Vancouver Council Eases Rules for Olympic Rentals, Calls on Province to Prohibit Evictions

By Matthew Burrows
Georgia Straight

Vancouver city council today (April 9) relaxed a bylaw to make it easier for landlords and homeowners to rent dwellings during the 2010 Olympics.

In the city services and budgets committee meeting, councillors also called on the province government to amend the Residential Tenancy Act to prohibit evictions between June 1, 2009 and March 31, 2010, other than by tenant default.

Council is also requesting the province open “fully staffed” Residential Tenancy Branch in Vancouver for 12 months—including before and after the Games.

Ministry staff didn’t make B.C. housing and social development minister Rich Coleman available for an interview.

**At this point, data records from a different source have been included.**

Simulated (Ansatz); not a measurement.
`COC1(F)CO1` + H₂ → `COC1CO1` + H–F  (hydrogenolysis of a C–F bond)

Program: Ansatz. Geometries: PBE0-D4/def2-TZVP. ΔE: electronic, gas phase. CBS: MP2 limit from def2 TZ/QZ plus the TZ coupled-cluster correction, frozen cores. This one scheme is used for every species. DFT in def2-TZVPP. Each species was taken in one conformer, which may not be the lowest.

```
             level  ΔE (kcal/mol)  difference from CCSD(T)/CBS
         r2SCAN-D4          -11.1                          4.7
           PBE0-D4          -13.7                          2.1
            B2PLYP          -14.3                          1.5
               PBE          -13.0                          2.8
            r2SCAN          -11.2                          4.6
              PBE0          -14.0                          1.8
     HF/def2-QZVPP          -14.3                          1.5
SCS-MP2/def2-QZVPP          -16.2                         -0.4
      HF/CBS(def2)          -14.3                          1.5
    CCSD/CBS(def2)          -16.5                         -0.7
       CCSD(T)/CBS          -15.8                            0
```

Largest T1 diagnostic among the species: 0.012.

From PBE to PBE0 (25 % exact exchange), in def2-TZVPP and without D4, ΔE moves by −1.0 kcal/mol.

“When’s he gonna give? I don’t know,” Coun. Geoff Meggs told the Straight of Coleman. “He’s a very strong-willed man.”

Meggs amended several staff recommendations. One of his amendments will see Olympic landlords charged $106, the same as the city’s business-licence fee, rather than the recommended $150.

Am Johal, from Impact on Communities Coalition, lambasted the council after the meeting—as well as before—and also hit out at the provincial government for not adding sufficient “teeth” to existing legislation to prevent displacement of low-income renters as 2010 nears.

Meggs reiterated that a lot of the responsibility lies with the province.

“Council has passed a number of motions calling on the provincial government to act under the Residential Tenancy Act, which is about all we can do,” Meggs said. “We’ve had private discussions with staff to see if there’s other legal tools we could use in the case of problems like the Seafield Apartments and the ‘renovictions’, and we’ve not been able to find any. So we don’t want to create any illusions on that score, but we are pressing as hard as we can and doing what we can within our own mandate to protect people. We just don’t have enough tools.”

Are the Olympics bad news for Vancouver?

“No,” Meggs said. “I think the overall majority of Vancouverites actually believe that the Games will be good for the city in the long term. There are going to be lots of frustrations in the long haul. Traffic jams and so on.”

Added Meggs: “In my view, there’s a general crisis in rentals, and the Olympics, we hope, will not compound it. We’re doing everything we can to make sure that the Olympics don’t make it worse. The problem was there before the Olympics came along, and we’re acting to try to increase the supply of rental housing. We’ve asked the province to act. We’ve done everything we can ourselves.”